On 12 October 2016 at 17:03, Dietmar Eggemann dietmar.eggemann@arm.com wrote:
On 26/09/16 13:19, Vincent Guittot wrote:
A task can be asynchronously detached from cfs_rq when migrating between CPUs. The load of the migrated task is then removed from source cfs_rq during its next update. We use this event to set propagation flag.
During the load balance, we take advanatge of the update of blocked load to we propagate any pending changes.

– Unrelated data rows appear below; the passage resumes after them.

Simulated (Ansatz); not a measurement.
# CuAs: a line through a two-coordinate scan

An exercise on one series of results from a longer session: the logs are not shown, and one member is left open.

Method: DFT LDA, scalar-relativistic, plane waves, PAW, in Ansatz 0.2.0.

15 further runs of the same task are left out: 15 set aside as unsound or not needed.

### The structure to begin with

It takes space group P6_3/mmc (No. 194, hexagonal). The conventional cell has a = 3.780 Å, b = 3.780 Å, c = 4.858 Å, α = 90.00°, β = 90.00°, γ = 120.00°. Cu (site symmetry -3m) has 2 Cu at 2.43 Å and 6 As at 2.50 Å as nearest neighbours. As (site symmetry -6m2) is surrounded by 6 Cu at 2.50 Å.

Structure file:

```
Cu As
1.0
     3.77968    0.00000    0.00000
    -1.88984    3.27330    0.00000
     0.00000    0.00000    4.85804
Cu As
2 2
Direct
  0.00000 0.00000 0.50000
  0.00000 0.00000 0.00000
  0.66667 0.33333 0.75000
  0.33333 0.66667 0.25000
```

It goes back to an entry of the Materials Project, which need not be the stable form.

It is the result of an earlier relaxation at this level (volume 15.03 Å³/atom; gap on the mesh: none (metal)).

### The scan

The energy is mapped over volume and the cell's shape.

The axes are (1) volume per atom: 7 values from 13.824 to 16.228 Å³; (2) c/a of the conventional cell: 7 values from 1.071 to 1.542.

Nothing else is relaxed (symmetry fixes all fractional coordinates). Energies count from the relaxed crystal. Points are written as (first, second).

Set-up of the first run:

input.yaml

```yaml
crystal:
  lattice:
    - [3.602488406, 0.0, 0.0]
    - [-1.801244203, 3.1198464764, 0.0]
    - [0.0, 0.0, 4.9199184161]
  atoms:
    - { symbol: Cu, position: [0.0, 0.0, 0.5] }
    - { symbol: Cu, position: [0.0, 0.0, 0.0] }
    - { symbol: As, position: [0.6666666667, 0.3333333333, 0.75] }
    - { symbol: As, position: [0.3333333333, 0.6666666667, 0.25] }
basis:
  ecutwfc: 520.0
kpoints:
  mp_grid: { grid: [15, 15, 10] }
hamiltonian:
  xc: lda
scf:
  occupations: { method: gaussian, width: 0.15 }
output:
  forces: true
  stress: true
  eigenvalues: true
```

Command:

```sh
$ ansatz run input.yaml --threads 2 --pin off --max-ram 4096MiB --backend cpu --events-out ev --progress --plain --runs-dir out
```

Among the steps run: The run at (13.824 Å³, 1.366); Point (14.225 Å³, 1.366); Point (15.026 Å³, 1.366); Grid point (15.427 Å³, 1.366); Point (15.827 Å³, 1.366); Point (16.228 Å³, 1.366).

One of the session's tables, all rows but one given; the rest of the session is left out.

IMHO, it would be a good idea to mention that '2/7 sched: fix hierarchical order in rq->leaf_cfs_rq_list' is a hard requirement for this to work. The functionality relies on the order of cfs_rq's (top to root) in the rq->leaf_cfs_rq_list list.
yes. i will add a comment
Signed-off-by: Vincent Guittot vincent.guittot@linaro.org
kernel/sched/fair.c | 6 ++++++ 1 file changed, 6 insertions(+)
diff --git a/kernel/sched/fair.c b/kernel/sched/fair.c index 8ba500f..bd3b6b9 100644 --- a/kernel/sched/fair.c +++ b/kernel/sched/fair.c @@ -3221,6 +3221,7 @@ update_cfs_rq_load_avg(u64 now, struct cfs_rq *cfs_rq, bool update_freq) sub_positive(&sa->load_avg, r); sub_positive(&sa->load_sum, r * LOAD_AVG_MAX); removed_load = 1;
set_tg_cfs_propagate(cfs_rq); } if (atomic_long_read(&cfs_rq->removed_util_avg)) {
@@ -3228,6 +3229,7 @@ update_cfs_rq_load_avg(u64 now, struct cfs_rq *cfs_rq, bool update_freq) sub_positive(&sa->util_avg, r); sub_positive(&sa->util_sum, r * LOAD_AVG_MAX); removed_util = 1;
set_tg_cfs_propagate(cfs_rq); } decayed = __update_load_avg(now, cpu_of(rq_of(cfs_rq)), sa,
@@ -6607,6 +6609,10 @@ static void update_blocked_averages(int cpu)
if (update_cfs_rq_load_avg(cfs_rq_clock_task(cfs_rq), cfs_rq, true)) update_tg_load_avg(cfs_rq, 0);
/* Propagate pending load changes to the parent */
if (cfs_rq->tg->se[cpu])
update_load_avg(cfs_rq->tg->se[cpu], 0);
In my test (1 task (run/period: 8ms/16ms) in tg_root->tg_x->tg_y->*tg_z* and oscillating between cpu1 and cpu2) the cfs_rq related signals are nicely going down to 0 after the task has left the cpu but it doesn't seem to be the case for the corresponding se (cfs_rq->tg->se[cpu])?
strange because such use case is part of the functional tests that I run and it was working fine according to last test that I did
It should actually work correctly because of the update_tg_cfs_util/load() calls in update_load_avg(cfs_rq->tg->se[cpu], 0)->propagate_entity_load_avg()
Furthermore, the update of the parent cfs_rq tg_x->cfs_rq[cpu] uses the delta between previous and new value for the child tg_y->se[cpu]. So it means that if tg_x->cfs_rq[cpu]->avg.load_avg goes down to 0, tg_y->se[cpu]->avg.load_avg has at least changed and most probably goes down to 0 too
Can't it be a misplaced trace point ?
[...]